Dave West @davidjwest
Chief Product Officer, Tasktop, and former VP and Research Director, Forrester Research
Preface
The information technology (IT) industry has an embarrassing reputation from the perspective of our customers. For decades we have squandered scarce budgets and resources, reneged on our promises, and delivered functionality that is not actually needed by the client. An outsider looking at our profession must be truly baffled. We have so many process frameworks and various bodies of knowledge such that we ourselves have difficulty keeping up with just the acronyms, let alone the wealth of material behind them. Consider: PMBOK, SWEBOK, BABOK, ITIL®, COBIT, RUP, CMMI, TOGAF, DODAF, EUP, UML, and BPMN, to name a few. Even within the narrow confines of the agile community, we have Scrum, XP, CI, CD, FDD, AMDD, TDD, and BDD, and many others. There is considerable overlap between these strategies but also considerable differences. We really need to get our act together.
Why Agile?
On traditional/classical projects, and sadly even on “heavy RUP” projects, basic business and system requirements often end up written in multiple documents in different fashions to suit the standards of the various standards bodies. Although in some regulatory environments this proves to be good practice, in many situations it proves to be a huge waste of time and effort that often provides little ultimate value—you must tailor your approach to meet the needs of your situation.
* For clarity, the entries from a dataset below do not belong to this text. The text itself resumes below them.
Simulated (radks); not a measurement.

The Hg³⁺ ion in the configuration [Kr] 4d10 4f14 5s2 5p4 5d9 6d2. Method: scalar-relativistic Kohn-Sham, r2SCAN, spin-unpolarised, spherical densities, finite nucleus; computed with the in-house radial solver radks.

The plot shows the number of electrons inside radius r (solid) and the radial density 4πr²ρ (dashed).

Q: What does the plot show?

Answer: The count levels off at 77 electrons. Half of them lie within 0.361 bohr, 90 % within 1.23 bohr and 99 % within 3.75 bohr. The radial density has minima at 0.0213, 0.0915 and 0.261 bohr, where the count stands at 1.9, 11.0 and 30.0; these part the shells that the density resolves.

Fortunately, agile methods have surfaced over the past decade so that we can save ourselves from this madness. The beauty of agile methods is that they focus us on delivering working software of high business value to our customers early and often. We are free to adjust the project objectives at any time as the business needs change. We are encouraged to minimize documentation, to minimize if not eliminate the bureaucracy in general. Who doesn’t like that?
More importantly, agile strategies seem to be working in practice. Scott has run surveys1 within the IT industry for several years now, and he has consistently found that the agile and iterative strategies to software development have consistently outperformed both traditional and ad-hoc strategies. There’s still room for improvement, and this book makes many suggestions for such improvements, but it seems clear that agile is a step in the right direction. For example, the 2011 IT Project Success Survey revealed that respondents felt that 67% of agile projects were considered successful (they met all of their success criteria), 27% were considered challenged (they delivered but didn’t meet all success criteria), and only 6% were considered failures. The same survey showed that 50% of traditional projects were considered successful, 36% challenged, and 14% failures. The 2008 IT Project Success survey found that agile project teams were much more adept at delivering quality solutions, good return on investment (ROI), and solutions that stakeholders wanted to work with and did so faster than traditional teams. Granted, these are averages and your success at agile may vary, but they are compelling results. We’re sharing these numbers with you now to motivate you to take agile seriously but, more importantly, to illustrate a common theme throughout this book: We do our best to shy away from the overly zealous “religious” discussions found in many software process books and instead strive to have fact-based discussions backed up by both experiential and research-based evidence. There are still some holes in the evidence because research is ongoing, but we’re far past the “my process can beat up your process” arguments we see elsewhere.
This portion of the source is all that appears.